Greek Prime Minister George Papandreou on Wednesday invited taxi owners for talks to end a 10-day strike that has caused disruption to tourism but insisted he would push ahead with planned reforms.
"Closed professions will open despite the stubborness of guilds ... who shut down ports, airports and roads in the midst of the tourism season," Papandreou said in a televised address to ruling party lawmakers.
"The government will hear every proposal ... but this liberalisation will take place," Papandreou said, referring to a reform demanded by Greece's international creditors who are now keeping the Greek economy afloat.
The strike began after a new transport minister appointed in June ditched a previous reform draft agreed by his predecessor with unionists that would have capped the number of taxi licenses based on population in each region.
Taxi owners argue that full liberalisation will cause a cabbie glut and sink the value of their operating licenses, which used to exchange hands for six-figure sums.
Tour operators and the government have said the protest has damaged the country's reputation abroad at the height of the holiday season.

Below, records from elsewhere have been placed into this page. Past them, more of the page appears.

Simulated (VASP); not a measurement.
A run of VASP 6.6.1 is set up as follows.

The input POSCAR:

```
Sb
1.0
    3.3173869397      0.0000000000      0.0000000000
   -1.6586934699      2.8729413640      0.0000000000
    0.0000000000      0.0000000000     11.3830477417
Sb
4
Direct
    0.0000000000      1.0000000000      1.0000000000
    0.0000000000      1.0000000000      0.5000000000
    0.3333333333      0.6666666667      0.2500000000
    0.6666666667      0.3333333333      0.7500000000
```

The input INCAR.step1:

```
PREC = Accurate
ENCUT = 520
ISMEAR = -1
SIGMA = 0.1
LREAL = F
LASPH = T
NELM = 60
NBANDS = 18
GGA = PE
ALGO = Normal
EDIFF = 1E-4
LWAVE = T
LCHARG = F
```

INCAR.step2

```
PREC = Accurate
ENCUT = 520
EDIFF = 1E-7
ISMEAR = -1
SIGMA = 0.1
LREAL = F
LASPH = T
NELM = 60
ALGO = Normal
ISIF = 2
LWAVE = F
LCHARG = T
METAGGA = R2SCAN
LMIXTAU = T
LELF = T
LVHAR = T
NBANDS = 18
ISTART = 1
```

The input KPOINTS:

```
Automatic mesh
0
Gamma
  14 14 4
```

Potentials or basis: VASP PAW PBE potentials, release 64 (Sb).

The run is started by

"I appeal to taxi owners for cooperation on this point. I call them to be conscious of the negative effects of their mobilisation during a critical period for tourism, the country's economic life and citizens," Papandreou said.
The European Union and International Monetary Fund have demanded sweeping deregulation in various Greek labour sectors in exchange for multi-billion-dollar loans needed to save Athens from defaulting on its debt.
Some 8,000 taxi drivers protested against the reform in Athens on Tuesday and their union leaders have threatened to cause further disruption unless their demands are satisfied.